Spartan Small Cap Index Fund seeks to provide investment results that correspond to the total return of stocks of small-capitalization United States Companies by investing at least 80% of assets in securities included in the Russell 2000 Index.

Spartan Mid Cap Index Fund seeks to provide investment results that correspond to the total return of stocks of mid-capitalization United States companies by investing at least 80% of assets in securities included in the Russell Midcap Index.

Fidelity GNMA Fund seeks a high level of current income consistent with prudent investment risk by normally investing at least 80% of assets in Ginnie Mae’s and repurchase agreements for Ginnie Maes investing in other U.S. Government securities and instruments related to U.S. Government securities. The fund may engage in transactions that have a leveraging effect on the fund, and may also consider the potential for capital gain.

 

11


Thrift Plan for Employees of Murphy Oil Corporation

Notes to Financial Statements (Contd.)

 

Vulcan Value Partners Small Cap seeks to achieve long-term capital appreciation by investing primarily in publicly traded small-cap companies that are both undervalued and possess sustainable competitive advantage. The core position in the fund is generally 5% of the fund’s portfolio and holds about 20 companies across various industries. The fund may invest up to 30% of its assets in publicly traded foreign securities and may hold up to 10% of net assets in illiquid securities.

FMI Large Cap Fund seeks long term capital appreciation through the purchase of a limited number of large capitalization value stocks. The fund concentrates its investments on fewer companies than a diversified mutual fund by holding approximately 20-30 stocks, with most major industry groups represented.

PIMCO Income Institutional seeks to maximize current income, with long-term capital appreciation as a secondary objective. The fund invests at least 65% of its total assets in a multi-sector portfolio of Fixed Income instruments of varying maturities which may be represented by forwards, derivatives, options, or swap agreements. The fund may invest up to 50% of its total assets in high yield securities rated below investment grade but rated at least Caa by Moodys, or equivalently rated by S&P or Fitch.

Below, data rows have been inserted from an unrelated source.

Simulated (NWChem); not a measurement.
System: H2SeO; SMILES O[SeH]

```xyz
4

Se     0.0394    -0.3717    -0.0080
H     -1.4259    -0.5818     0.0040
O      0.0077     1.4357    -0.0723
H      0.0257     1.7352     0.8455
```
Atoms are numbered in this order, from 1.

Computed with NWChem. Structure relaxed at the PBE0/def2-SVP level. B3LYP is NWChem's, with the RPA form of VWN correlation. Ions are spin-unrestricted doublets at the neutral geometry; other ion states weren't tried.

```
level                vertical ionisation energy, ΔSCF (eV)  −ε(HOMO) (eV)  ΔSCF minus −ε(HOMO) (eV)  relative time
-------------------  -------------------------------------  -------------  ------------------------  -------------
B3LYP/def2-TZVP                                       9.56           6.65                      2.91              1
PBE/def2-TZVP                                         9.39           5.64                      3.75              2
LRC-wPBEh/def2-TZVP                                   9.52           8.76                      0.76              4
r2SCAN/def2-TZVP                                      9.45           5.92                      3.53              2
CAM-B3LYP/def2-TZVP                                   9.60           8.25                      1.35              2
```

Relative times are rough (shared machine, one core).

PIMCO Total Return Fund Institutional seeks maximum total return and preservation of capital by investing at least 65% of total assets in a diversified portfolio of fixed income instruments of varying maturities which may be represented by forwards, or derivatives such as options, futures contracts, or swap agreements. The fund may invest up to 10% of its total assets in high yield securities rated B or higher by Moodys, or equivalently rated by S&P or Fitch.

Spartan U.S. Bond Index Fund seeks to provide investment results that correspond to the aggregate price and interest performance of the debt securities in the Barclays U.S. Aggregate Bond Index by investing at least 80% of the fund assets in bonds included in the Barclays Capital U.S. Aggregate Bond Index. The fund engages in transactions that have a leveraging effect on the fund, including investments in derivatives such as swaps (interest rate, total return and credit default) and futures contracts.

The Fidelity Diversified International Fund managed by FMRC is a growth mutual fund that invests in common stocks of foreign companies. The goal of the fund is to increase its value over the long term through capital growth. If a participant invests in this option and holds it for less than 30 days, the fund will deduct a trading fee of 1% of the ending value of shares sold.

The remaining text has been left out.